Prime Minister Ralph Gonsalves says it would have been “churlish” of him to not attend the May 6 coronation of King Charles III in light of the assistance he gave to St. Vincent and the Grenadines (SVG) during the April 2021 eruption of La Soufriere volcano.
At the coronation, SVG was represented by Governor General Dame Susan Dougan, her husband, Hugh Dougan, Gonsalves and his wife, Eloise Gonsalves.
On Sunday, Gonsalves said he remains opposed to the British monarch being sovereign of SVG and hopes that the constitutional provision that allows for it to exist is no longer in place in 2030.
In 2009, Vincentians rejected, in a referendum, proposed changes to the Constitution, which included replacing the British monarchy with a non-executive president as head of state.
Gonsalves was asked on WE FM’s “Issue at Hand” whether he thinks that Vincentians would replace the British monarch by the end of the decade.
“Conceivably. And I think it’s a priority, but there’re priorities and there’re priorities; there are lists of priorities,” said Gonsalves, who travelled to England to attend the May 6 coronation of Charles III and his wife, Camilla, as king and queen of the United Kingdom and the other Commonwealth realms, including SVG.
“… I recognise King Charles as the King of St. Vincent and Grenadines. That’s a fact of life — constitutionally. I had to recognise him, and that he has a representative here — Dame Susan,” the prime minister said.
“But I can’t accept in me that somebody who was not born here, who didn’t grow up here, who doesn’t live here, who is there only because something started in 1763 when Britain and France divided the Eastern Caribbean countries among themselves, and then from that moment onwards, every monarch there is head of state of St. Vincent and the Grenadines,” the prime minister said.
“I just don’t know how anybody can simply say, ‘Well, that is something which is acceptable’ or that they could — that it adds to stability,” he further stated, adding that having the British monarch as sovereign of SVG “is debilitating psychologically”.

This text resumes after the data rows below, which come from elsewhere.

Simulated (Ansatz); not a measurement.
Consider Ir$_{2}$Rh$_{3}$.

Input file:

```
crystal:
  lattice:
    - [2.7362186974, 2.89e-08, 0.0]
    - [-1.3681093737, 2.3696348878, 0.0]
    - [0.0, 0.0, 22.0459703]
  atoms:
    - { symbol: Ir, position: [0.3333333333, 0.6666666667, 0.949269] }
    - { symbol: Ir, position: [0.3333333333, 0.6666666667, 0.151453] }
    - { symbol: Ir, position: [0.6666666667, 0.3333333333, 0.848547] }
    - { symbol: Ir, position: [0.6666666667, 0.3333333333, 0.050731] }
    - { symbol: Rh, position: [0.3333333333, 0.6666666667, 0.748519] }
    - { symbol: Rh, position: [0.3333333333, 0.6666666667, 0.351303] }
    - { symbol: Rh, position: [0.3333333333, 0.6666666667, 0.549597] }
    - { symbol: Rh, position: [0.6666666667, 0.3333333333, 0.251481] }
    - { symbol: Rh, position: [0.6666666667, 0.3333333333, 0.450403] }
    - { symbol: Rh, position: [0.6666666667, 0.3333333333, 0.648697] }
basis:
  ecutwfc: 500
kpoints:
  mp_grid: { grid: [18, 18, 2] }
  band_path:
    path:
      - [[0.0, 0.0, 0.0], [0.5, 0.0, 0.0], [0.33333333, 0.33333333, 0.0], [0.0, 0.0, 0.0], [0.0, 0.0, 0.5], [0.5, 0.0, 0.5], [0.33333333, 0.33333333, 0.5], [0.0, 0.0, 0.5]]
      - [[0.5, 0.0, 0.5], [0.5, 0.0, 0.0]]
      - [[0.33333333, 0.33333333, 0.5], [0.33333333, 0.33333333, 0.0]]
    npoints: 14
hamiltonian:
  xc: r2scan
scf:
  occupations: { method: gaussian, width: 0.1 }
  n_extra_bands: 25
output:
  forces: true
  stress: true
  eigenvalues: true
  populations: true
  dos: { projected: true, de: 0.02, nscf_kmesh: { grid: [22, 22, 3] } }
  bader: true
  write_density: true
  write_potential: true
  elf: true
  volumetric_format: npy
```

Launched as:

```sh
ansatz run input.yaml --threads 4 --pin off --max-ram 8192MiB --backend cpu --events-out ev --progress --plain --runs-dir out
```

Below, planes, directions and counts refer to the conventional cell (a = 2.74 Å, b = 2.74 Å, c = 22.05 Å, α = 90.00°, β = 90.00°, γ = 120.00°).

Gonsalves attended the coronation on a day that his Minister of Agriculture, Saboto Caesar, who is seen as a potential successor to Gonsalves, described it as a “celebration without a conscience”.
“I see the ‘coronation’ as a timely reminder that we must rise up and demand reparative justice,” Caesar wrote.
“We must not allow a selected few to own the process and turn it into a simplified discussion exercise. Neither must we sit with folded hands and suggest that only the handful of hard-working anti-colonialists should continue the fight without our help.”
One commentator told iWitness News that in light of his position on the monarchy and unresolved issues between the UK and its former colonies, Gonsalves should have opted not to attend as the presence of the Governor General was enough to represent Kingstown at the event.
On Sunday, Gonsalves said he understood that some people have asked the question, “Well, Ralph, if that is your position, why did you go to the coronation?”
The prime minister said:
“First of all, he has to be recognised as king. Because that’s what the Constitution says. And the people of St. Vincent and Grenadines validated the monarch, politically, in 2009…
“So, I recognise all that, I acknowledge all that but, in my body, in my bones, in my blood, I can’t accept it. But there’s nothing I can do about it. Because it is what it is … until that is changed.”
He noted that to change the constitutional provision requires a two-third majority both in Parliament followed by two-thirds majority in a referendum.
Gonsalves said this is “very difficult” to achieve.
The prime minister said he also attended the coronation because King Charles “is — compared with the British government itself — on a more progressive path” in relation to climate change, including on issues of adaptation and mitigation.
“He has been a long advocate. Of course, we have differences but at least he’s in the right path,” Gonsalves said.
He further said that former UK Prime Ministers David Cameron and Tony Blair and current Prime Minister Rishi Sunak, who is of Indian descent, has said that they will not apologise for the UK’s role in slavery.
“… whereas Charles, at Kigali in Rwanda at the Commonwealth Heads of Government meeting, he said, reparations is a conversation, the time of which has now come for that question to be discussed maturely, we must have a serious conversation about it.
“And he has given support to a group of researchers to see the links, the details of the links between the British monarchy and the enslavement of African bodies. Of course, we know the link but they’re going through this process,” Gonsalves said.
“And then it would be churlish … for us, having received the invitation, to not to have gone when he, … when he was Prince Charles, called me in the middle of the volcanic eruption and ask ‘What can I help you with here with the humanitarian issue?’”
Gonsalves, recounting his conversation with the then Prince Charles, said:
“I said, well, listen, I’m sure you have helped with the British Red Cross — of which he is president — you might even have put some of your own money. I said to him, all we need here is the Red Cross to be strengthened, because there’s so many things they have to do.
“I say, so I’m looking at things as we get out of this (the impact of the volcanic eruption) … I said when you came in 2019, I discussed two things with you, reparations and university scholarships.”
The prime minister said that within a week of the conversation, the then Prince Charles got the Vice Chancellor of University of Wales Trinity St. David to call him.
“And then we concluded 55 scholarships — 40 undergraduate and 15 graduate, the 15 graduate ones are by distance with a total value in excess of 4 million pounds.”
Gonsalves said that at the coronation, “… those parts, which involved incantations about homage and loyalty and ‘God save the King’ and, and all the rest of it, I keep my mouth shut on those things.
“I involve myself in those things of Christian worship, including saying the Our Father Prayer when the Archbishop of Canterbury led that particular prayer during the service.”